More Minneosota Madness - The American Spectator | USA News and Politics
More Minneosota Madness

In a prior post, I wrote about the absentee ballot issue in Minnesota, but of course that’s just one of several unresolved areas in the Minnesota Senate race.

Last Friday, Al Franken received a boost when Minnesota’s Canvassing Board ruled that Election Day totals should be used for a precinct in Minneapolis in which 133 ballots that were originally included were not found during the recount process. All along, the Coleman campaign, has maintained that there were, in fact, no actual “missing ballots” in the first place.

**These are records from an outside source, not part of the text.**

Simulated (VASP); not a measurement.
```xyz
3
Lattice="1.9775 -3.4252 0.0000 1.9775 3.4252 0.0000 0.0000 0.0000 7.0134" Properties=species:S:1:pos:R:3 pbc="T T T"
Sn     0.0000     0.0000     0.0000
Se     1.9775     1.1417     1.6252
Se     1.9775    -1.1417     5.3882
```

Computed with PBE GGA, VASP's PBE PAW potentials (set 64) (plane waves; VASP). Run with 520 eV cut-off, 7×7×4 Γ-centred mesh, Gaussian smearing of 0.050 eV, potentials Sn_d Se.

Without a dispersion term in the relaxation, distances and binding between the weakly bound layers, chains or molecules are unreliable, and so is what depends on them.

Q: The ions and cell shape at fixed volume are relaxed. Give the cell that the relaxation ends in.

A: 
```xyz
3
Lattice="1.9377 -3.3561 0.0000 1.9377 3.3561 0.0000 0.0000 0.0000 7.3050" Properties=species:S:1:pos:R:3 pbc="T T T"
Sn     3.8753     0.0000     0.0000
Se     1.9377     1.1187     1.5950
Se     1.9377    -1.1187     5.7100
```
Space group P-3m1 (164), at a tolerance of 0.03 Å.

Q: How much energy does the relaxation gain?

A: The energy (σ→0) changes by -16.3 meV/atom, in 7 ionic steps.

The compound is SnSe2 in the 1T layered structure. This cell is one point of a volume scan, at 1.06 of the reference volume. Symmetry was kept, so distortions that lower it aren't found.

Earlier today, Coleman’s senior counsel Fritz Knaak issued the following statement:

The concept of ‘one ballot, one vote’ is an inviolate right that must be upheld to protect the sanctity and integrity of Minnesota’s elections. No one’s vote should count more than anyone else’s,” said Knaak. “Unfortunately, through no fault of the voter, we believe there are a significant number of these situations in which the original ballot and the duplicate ballot are both being counted — in other words, one voter gets two votes. That devalues the vote of everyone else. The Franken campaign wants to simply accept the double counts; however, once those ballots are put in the pile, as the Franken campaign wants, they are part of the count. To protect the right of every voter in Minnesota, we are asking the Supreme Court to straighten out the problem of including both duplicate ballots and original ballots in the final recount number.”

It’s difficult to see how they could go about proving that there were a duplicate counts, but this does raise an interesting question. If they just revert back to the election night total whenever fewer ballots turn up than expected, what’s the point of doing a recount?

Meanwhile, TPM reports on growing optimism from Team Franken.